Solicitor General Jose Calida insisted on the legality of the police killings and encouraged further deaths of those involved in the drug trade. One of the latest, an alleged drug dealer was shot dead in Manila on 8 July, wearing a placard reading "I'm a pusher".
Human rights lawyers are alarmed at the draconian law and order crackdown which they say may becoming out of control. Calida sprang to the defence of the president, who is under attack at the ferocity of the killing spree, as the AFP reports that over 110 suspects have been killed since Duterte came to power.
"To me, that is not enough," said a belligerent Calida during a press conference on Monday 11 July at the national police headquarters. "How many drug addicts or pushers are there in the Philippines? Our villages are almost saturated [with drugs]."
Calida, who was appointed by Duterte, said he would protect police. "I am here to encourage the [police] not to be afraid of any congressional or senate investigations. We will defend them... I am the defender of the [police]," he said.
"It is difficult, and it is dangerous to the lives of our police officers to arrest these drug-crazed offenders. They are also armed and even if they are not armed, because of their mental condition, they will do everything to kill the police officers," Calida said.
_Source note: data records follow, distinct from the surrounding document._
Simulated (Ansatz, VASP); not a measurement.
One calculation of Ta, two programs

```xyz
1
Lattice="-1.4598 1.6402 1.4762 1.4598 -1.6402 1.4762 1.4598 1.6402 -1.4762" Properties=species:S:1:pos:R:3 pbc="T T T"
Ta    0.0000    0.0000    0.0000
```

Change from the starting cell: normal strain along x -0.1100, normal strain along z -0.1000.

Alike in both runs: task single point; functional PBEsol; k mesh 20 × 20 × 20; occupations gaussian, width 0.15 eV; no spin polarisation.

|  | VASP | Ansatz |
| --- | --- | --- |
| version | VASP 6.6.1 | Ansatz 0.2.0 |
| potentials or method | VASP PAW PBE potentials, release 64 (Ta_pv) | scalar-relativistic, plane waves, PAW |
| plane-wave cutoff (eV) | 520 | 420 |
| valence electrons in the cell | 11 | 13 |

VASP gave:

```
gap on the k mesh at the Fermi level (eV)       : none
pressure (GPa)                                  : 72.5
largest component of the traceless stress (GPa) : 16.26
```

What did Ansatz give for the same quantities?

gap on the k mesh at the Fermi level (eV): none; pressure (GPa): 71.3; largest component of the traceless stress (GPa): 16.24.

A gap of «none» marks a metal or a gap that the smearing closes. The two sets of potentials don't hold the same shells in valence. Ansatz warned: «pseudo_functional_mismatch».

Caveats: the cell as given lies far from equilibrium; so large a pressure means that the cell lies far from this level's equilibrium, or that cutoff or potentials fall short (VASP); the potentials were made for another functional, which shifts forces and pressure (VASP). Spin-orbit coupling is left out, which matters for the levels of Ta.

Jose Manuel Diokno, one of the country's top human rights lawyers said that Duterte had "spawned a nuclear explosion of violence that is spiralling out of control and creating a nation without judges". Senator Leila De Lima, a former Justice secretary and Commission on Human Rights chief, is seeking a Senate inquiry into the number of drug-related extrajudicial killings, according to the Philippine Star.
Under Article 11 of the Revised Penal Code, police officers can legally kill a criminal or a suspect while in the line of duty as long as it is under justifiable circumstances.